VI. The Climax: Wave barf bags. Who will be San Diego’s cultural hero(ine)? Chris Lavin gave us this little fantasy:
I would imagine a world in which arts organizations could speak with one voice and better sell their service to the wider community. When the city fathers – and the father of all city fathers was here briefly tonight – weigh whether to make a $300-million public investment in a stadium for the eight or so annual home Charger football games, I do wish the debate would occur in an atmosphere of clear and steady understanding of the tens of thousands of San Diegans who have dedicated so much of their lives to music, painting, dance, theater – the arts that enrich lives, improving San Diegans and life in San Diego – 365 days of the year.
Imagining, however, is not enough. San Diego’s arts lovers need to take things into their own hands (maybe with some coordination from a gutsy Performing Arts League). In an interview, Mark Chaisson told me that the League’s own survey shows that every group creates its own identity and its own market, but the city has no sense of “the arts community.”
Even a cultural capital like New York had trouble with arts visibility, until Broadway singers and dancers and other artists took to performing in the streets a few years ago.
Arts lovers can demand (in person) adequate coverage of the arts by appearing at the offices of the local press (all newspapers, television, radio). They can look for an angel – or join forces themselves – to launch a monthly print and online publication with real arts reporting.
Because the U-T has the most substantial coverage of the arts, it has unreasonable power in the arts community and among audiences. Lavin says the paper has increased its arts coverage by 30 percent, but arts gets space on (at best) four days; socially and morally-challenged sports gets a daily section. This belies Lavin’s description of publisher David Copley as “one of the leading local supporters of the visual and performing arts.”
San Diego can muster an army of volunteers to appear at every meeting where a new stadium is being discussed. Make loud and embarrassing noises. Carry a barf bag and wave it every time you hear the word “stadium.” (Arts managers should not try this if they want to keep their jobs.)

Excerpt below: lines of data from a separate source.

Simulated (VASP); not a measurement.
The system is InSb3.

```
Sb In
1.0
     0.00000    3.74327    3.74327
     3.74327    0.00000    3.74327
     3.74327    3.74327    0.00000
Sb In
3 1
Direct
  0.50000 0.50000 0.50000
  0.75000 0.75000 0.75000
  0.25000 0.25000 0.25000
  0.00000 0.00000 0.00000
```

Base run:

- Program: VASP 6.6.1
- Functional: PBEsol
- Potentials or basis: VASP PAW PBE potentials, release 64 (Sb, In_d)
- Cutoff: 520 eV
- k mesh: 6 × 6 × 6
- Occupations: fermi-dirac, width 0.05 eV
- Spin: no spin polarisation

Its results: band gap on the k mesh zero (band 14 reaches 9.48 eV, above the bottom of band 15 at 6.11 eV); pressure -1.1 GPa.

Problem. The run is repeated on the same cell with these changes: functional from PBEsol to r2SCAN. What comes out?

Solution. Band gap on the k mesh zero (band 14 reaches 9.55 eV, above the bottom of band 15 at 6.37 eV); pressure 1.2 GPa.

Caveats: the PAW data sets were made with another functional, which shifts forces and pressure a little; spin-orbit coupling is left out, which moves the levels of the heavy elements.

Susan Mallory, the chair of the Chamber of Commerce’s Arts, Business and Culture Committee, says that the group is strengthening ties to the business community with increased arts writing for Chamber publications, more representation of arts at Chamber meetings. Nice – but show us the money; get us a new concert hall, not a new (barf bag waving) “stadium.”
When people in the arts – managers, donors, and patrons – abandon the soul-stealing, salute-the-status-quo attitude that plagues the civic life of this military town, a leader will emerge.
Just checked Art and Sol again. Nothing has changed. Hell, maybe I’ll just stay home and watch “Ugly Betty” and “Battlestar Galactica.”